When Paul Thomas Anderson’s The Master released in theatres earlier this year, it received a couple of unnecessary – if predictable – cuts. A lovemaking scene was removed, giving the film an entirely different ending; further, the apparently depraved image of a breast made out of sand was blurred, as were the offending bits in a song sequence where the onlookers are naked. Still, that’s a comparatively elegant solution compared to what the India edition DVD of The Master does to the scene. It is missing in its entirety – which makes the subsequent scene in which Amy Adams scolds and pleasures her husband at the same time even more perplexing.
This singing husband is Lancaster Dodd (Phillip Seymour Hoffman), leader of a Scientology-resembling ’40s cult and mentor to a troubled ex-navyman called Freddie Quell (Joaquin Phoenix). Freddie, who has no discernable aim in life besides making alcoholic concoctions so potent they’re borderline poison, quickly falls under Dodd’s spell. He becomes a willing subject for Dodd’s psychological experiments, never pausing to question if his leader has any idea what he’s doing.
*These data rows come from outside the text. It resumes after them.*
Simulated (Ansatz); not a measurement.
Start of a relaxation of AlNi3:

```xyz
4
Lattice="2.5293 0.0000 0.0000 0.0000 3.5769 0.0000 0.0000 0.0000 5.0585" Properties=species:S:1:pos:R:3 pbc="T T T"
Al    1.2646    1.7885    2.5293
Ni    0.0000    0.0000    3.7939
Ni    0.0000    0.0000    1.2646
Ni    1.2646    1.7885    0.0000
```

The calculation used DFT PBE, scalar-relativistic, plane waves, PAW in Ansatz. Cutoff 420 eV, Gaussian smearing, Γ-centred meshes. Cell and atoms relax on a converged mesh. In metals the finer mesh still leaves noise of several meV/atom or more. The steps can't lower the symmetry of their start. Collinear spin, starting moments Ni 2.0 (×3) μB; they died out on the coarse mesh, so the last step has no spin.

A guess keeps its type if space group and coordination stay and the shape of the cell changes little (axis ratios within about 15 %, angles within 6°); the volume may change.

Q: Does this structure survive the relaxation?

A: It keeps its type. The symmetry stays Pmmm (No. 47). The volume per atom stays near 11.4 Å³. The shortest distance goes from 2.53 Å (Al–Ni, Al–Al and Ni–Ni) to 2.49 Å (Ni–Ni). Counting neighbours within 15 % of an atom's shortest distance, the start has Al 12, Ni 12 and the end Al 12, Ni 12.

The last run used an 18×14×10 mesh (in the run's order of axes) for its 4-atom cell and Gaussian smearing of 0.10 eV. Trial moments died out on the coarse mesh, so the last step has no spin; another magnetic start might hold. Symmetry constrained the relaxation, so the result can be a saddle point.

Even if you feel that this film is a little too satisfied with its own vagueness, you’ll find your resistance tested by cinematographer Mihai Mălaimare, Jr’s gorgeous images (shot in 65mm) and Jonny Greenwood’s dissonant score. The Master isn't close to Anderson’s best work; his control has increased since the days of Boogie Nights and Magnolia, but he's mislaid (or deliberately parted with) the forgiving humour of his earlier films. Still, The Master is an abidingly strange film, filled with marvellous performances – not only from Hoffman, Phoenix and Adams (all nominated for Oscars), but also the many actors in walk-on parts; especially Christopher Evan Welch as a rare critic of Dodd’s, and W Earl Brown as an irate department store customer who looks too much like Hoffman for it to be a coincidence.